Statements on Introduced Bills and Joint Resolutions

Floor Speech

Location: Washington, DC



Mr. MCCAIN. Mr. President, I am very pleased to join today with Senator Lindsey Graham, the Ranking Member of the Personnel Subcommittee of the Senate Armed Services Committee, and Senator Richard Burr, the Ranking Member of the Senate Veterans Committee, in introducing the Enhancement of Recruitment, Retention, and Readjustment Through Education Act. This legislation, which is designed to greatly enhance veterans' education benefits, is also cosponsored by Senators Chambliss, Lieberman, Cornyn, Alexander, Hutchison, Martinez, Stevens, Cochran, Collins, Barrasso, Domenici, Dole, Wicker, and Isakson.

Mr. President, America has an obligation to provide unwavering support to America's veterans, servicemembers, and retirees. Men and women who have served their country deserve the best education benefits we are able to give them, and they deserve to receive them as quickly as possible. And that is what our legislation is designed to accomplish.

The Enhancement of Recruitment, Retention, and Readjustment Through Education Act would increase education benefits for servicemembers, veterans, and members of the Guard and Reserve. It would help facilitate successful recruitment efforts and, importantly, encourage continued service in the military by granting a higher education payment for longer service. It also provides a transferability feature to allow the serviceman and woman to have the option of transferring education benefits to their children and spouses. In developing this legislation, the one theme we heard from almost every veterans' services organization is the need for such a transferability provision.

As my colleagues know, our proposal is not the only measure that has been offered to increase GI education benefits, and I want to commend the efforts of Senators WEBB, HAGEL, WARNER and others on their work to bring this important issue to the forefront in the Senate, by the introduction of S. 22. Each of us supports a revitalized GI program. While I don't think anyone disagrees with the overall intent of S. 22, I believe we can and should do more to promote recruitment and retention of servicemen and women and to ensure that veterans and their families receive the education benefits they deserve, and in a timely manner. But I remain very hopeful that we can all work together in a bipartisan manner to ensure that Congress enacts meaningful legislation that will be signed into law as soon as possible.
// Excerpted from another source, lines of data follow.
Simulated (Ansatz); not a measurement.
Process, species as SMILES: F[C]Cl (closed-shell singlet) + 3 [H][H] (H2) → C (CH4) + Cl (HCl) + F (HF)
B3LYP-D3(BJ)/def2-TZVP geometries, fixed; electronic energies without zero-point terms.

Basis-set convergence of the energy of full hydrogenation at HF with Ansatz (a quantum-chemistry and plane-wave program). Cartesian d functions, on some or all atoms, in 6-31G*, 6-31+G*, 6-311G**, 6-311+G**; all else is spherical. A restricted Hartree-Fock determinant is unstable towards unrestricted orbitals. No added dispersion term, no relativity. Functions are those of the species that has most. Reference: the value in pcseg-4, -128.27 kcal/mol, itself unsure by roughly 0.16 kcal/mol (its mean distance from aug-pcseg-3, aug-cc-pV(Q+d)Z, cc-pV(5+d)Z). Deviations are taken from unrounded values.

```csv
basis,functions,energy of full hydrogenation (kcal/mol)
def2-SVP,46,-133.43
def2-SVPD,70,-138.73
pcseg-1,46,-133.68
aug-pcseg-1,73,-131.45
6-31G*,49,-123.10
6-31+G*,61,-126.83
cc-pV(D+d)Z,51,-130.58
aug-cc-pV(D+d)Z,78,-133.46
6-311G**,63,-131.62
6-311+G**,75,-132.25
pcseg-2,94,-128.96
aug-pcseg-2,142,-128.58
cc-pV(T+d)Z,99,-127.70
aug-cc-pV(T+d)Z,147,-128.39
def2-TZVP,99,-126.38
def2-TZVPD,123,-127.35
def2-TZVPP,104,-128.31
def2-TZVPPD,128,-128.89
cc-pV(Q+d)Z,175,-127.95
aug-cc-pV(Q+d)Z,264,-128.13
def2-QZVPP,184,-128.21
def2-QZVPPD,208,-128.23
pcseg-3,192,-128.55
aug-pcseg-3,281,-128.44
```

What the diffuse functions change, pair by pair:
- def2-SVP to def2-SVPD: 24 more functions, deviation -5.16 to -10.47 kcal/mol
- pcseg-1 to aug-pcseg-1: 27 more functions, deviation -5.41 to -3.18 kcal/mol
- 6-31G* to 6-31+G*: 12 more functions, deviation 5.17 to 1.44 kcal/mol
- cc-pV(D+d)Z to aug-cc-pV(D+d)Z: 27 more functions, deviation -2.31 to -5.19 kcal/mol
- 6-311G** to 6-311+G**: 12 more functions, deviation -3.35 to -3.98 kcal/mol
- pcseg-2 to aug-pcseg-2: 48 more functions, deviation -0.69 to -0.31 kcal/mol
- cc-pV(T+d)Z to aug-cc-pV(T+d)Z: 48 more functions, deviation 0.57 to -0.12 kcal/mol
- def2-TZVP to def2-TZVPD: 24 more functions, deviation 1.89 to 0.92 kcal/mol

Unlike S. 22, our legislation builds on the existing Montgomery GI Bill educational benefits to ensure rapid implementation. Unlike S. 22, our bill focuses on the entire spectrum of military members who make up the All Volunteer Force, from the newest recruit to the career NCOs, officers, reservists and National Guardsmen, to veterans who have completed their service and retirees, as well as the families of all of these individuals.

The legislation would immediately increase education benefits for active duty personnel from $1100 to $1500 a month. To encourage careers in the military, the education benefits would increase to $2000 a month after 12 or more years of service. Further, it would allow a servicemember to transfer 50 percent of benefits to a spouse or child starting after 6 years of service, and after 12 years of service, 100 percent may be transferred to a spouse or dependent children. This is a key pro-retention provision. In addition, our bill would provide $500 annually for college books and supplies while our servicemembers are going to school.

The bill also would increase from $880 to $1200 per month the education benefits for Guard and Reserve members called to active duty since September 11, 2001. Further, it would gradually increase benefits to $1600 per month for those members of the Guard and Reserves who serve in the Selected Reserve for 12 years or more and who continue serving in the Selected Reserve.

Servicemembers who enlist after they have already received post-secondary education degrees should also be allowed to benefit under an improved GI Bill and be allowed to use their education benefits to repay Federal student loans. Under our bill, servicemembers could use up to $6,000 per year of Montgomery G.I. Bill education benefits to repay Federal student loans. And, it doubles from $317 to $634 the education benefits for other members of the Guard and Reserves.

Our bill also recognizes the sacrifice of all who have served in the Global War on Terror, including members of the Guard and Reserve who are serving on active duty and deploying at historic rates by doubling the educational assistance for members of the Selected Reserve and, again, making the educational benefits transferable to family members.

Finally, I do think it is important that the Administration's views on this important issue are taken into account. That is why earlier this month, Senator Levin and I wrote to the Department of Defense seeking views on proposals to modernize the GI Bill.

Again, it is my hope that the proponents of the pending veteran's education benefits measures can join together to ensure that Congress enacts meaningful legislation that the President will sign. Such legislation should address the entire spectrum of the All Volunteer Force. It must be easily understood and implemented and responsive to the needs not only of veterans, but also of those who are serving in the active duty forces, the Guard and Reserve, and their families. Their exemplary service to our nation, and the sacrifice of their families, deserves no less.

Mr. President, I ask unanimous consent that a letter of support be printed in the RECORD.